Every year hundreds of movies get released but not all of them are successful. The aim of the project is to analyze the TMDB movie dataset which has details about the movies, their production cost and revenue generated along with rating inforamtion. We want to come up with insights by analyzing the dataset.
As mentioned on the Kaggle website, the major question we are trying to answer here is what can we say about the success of a movie before it is released? Are there certain companies (Pixar?) that have found a consistent formula? Given that major films costing over $100 million to produce can still flop, this question is more important than ever to the industry.
We are trying to analyze the dataset to find answers to the questions posed in the problem statement. We will start with a univariate analysis and then move ahead with a mutivariate analysis to understand the impact of certain factors in determining the success of the movie. The success of a movie could be measured in terms of the following metrics:
To start with the data analysis, we have used the following R packages:
Here we are checking if the package is installed on your PC. Else, dont worry, we are installing it or you!!
#Checking if the package is installed on your PC. ELse installing it or you!!

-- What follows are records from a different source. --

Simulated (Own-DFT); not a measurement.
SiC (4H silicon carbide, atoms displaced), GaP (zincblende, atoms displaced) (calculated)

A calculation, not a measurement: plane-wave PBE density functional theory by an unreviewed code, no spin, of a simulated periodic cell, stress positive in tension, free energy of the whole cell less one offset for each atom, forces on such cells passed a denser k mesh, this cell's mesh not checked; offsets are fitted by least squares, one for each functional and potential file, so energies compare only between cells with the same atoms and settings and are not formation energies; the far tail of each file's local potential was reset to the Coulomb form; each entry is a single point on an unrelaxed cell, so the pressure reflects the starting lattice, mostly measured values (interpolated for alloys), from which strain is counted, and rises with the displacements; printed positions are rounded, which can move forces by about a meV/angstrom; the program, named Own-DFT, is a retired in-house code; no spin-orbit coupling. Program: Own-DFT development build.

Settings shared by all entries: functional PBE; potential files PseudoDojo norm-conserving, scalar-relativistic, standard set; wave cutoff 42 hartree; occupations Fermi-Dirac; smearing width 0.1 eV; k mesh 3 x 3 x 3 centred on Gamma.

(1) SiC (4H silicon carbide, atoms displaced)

packages <- c("readr", "jsonlite","tidyr","dplyr","DT","knitr")
for (i in packages){
if( i %in% rownames(installed.packages()) == FALSE)
{install.packages(i)
}
}
Loading the required libraries.
#Loading the required packages
library(readr)
library(jsonlite)
library(tidyr)
library(dplyr)
library(DT)
library(knitr)
The dataset is obtained from Kaggle.
We have downloaded the dataset from this source and hosted in our custom GitHub profile for creating a robust source of data. This will make sure that we can even have mutiple versions of the data along with corresponding analysis making it easier for code sharing.
The TMDB dataset was generated from The Movie Database API. It has a set of columns that were collated to understand describe the success of movies.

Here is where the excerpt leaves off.